I’ve set up a Snowplow 1 hour batch instance and everything seems to work. I can get page views events with my clojure collector, i can shred an store them in a Redshift cluster.
However In this 2 days I’m noticing a constant increase of time in my EMR jobs. In a batch structure it obviously becomes a problem. I allocated a couple of m1.large instances but I can’t believe to need more computation resources to process “only” 3M events (265K peak/hour).

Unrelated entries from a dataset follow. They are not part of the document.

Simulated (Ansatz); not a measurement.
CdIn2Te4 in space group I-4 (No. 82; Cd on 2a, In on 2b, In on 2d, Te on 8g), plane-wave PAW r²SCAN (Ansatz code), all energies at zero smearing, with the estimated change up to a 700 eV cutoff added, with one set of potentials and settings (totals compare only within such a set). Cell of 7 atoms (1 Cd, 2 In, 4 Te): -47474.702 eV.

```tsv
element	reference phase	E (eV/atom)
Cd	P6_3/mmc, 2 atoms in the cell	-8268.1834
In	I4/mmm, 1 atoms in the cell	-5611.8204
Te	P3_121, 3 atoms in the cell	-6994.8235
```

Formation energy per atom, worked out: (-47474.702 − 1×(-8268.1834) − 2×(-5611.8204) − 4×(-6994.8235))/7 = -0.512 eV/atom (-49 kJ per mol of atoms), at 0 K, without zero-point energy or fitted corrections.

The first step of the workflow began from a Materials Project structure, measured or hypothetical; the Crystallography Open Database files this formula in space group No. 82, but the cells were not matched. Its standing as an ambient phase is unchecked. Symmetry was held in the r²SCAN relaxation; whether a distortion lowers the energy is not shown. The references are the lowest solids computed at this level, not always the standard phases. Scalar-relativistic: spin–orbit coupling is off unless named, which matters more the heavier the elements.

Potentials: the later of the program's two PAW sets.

The only enrichment I’ve set up is geo-ip localization.
emr:
ami_version: 4.5.0 # Don’t change this
region: eu-west-1 # Always set this
jobflow_role: EMR_EC2_DefaultRole # Created using aws emr create-default-roles
service_role: EMR_DefaultRole # Created using aws emr create-default-roles
placement: # Set this if not running in VPC. Leave blank otherwise
ec2_subnet_id: # Set this if running in VPC. Leave blank otherwise
ec2_key_name: tag
bootstrap: # Set this to specify custom boostrap actions. Leave empty otherwise
software:
hbase: # Optional. To launch on cluster, provide version, “0.92.0”, keep quotes. Leave empty otherwise.
lingual: # Optional. To launch on cluster, provide version, “1.1”, keep quotes. Leave empty otherwise.
# Adjust your Hadoop cluster below
jobflow:
master_instance_type: m1.large
core_instance_count: 2
core_instance_type: m1.large
task_instance_count: 0 # Increase to use spot instances
task_instance_type: m1.large
task_instance_bid: 0.015 # In USD. Adjust bid, or leave blank for non-spot-priced (i.e. on-demand) task instances
bootstrap_failure_tries: 3 # Number of times to attempt the job in the event of bootstrap failures
additional_info: # Optional JSON string for selecting additional features
executions
Number of events
733492
806176
957370
988477
1124883
Last 5 iterations accidentally manage an increasing number of events, however 2 days ago I got a much irregular series such as:
651477
1503891
1752706
36852
271039
This data are only page views events enriched with the only ip_lookup.json
Hi,
after few days I’m still encountering the problem.
I’ve noticed that on failing I can find already processed data in processing folder, it seems to re-process each event from the dawn of the instance. I can’t remember to have ever set such configuration.
Have you ever encountered this (probably) misconfiguration?
Hi @Federico1, I’m wondering if you are falling foul of this:
Important 2: do not put your raw:processing inside your raw:in bucket, or your enriched:good inside your raw:processing, or you will create circular references which EmrEtlRunner cannot resolve when moving files.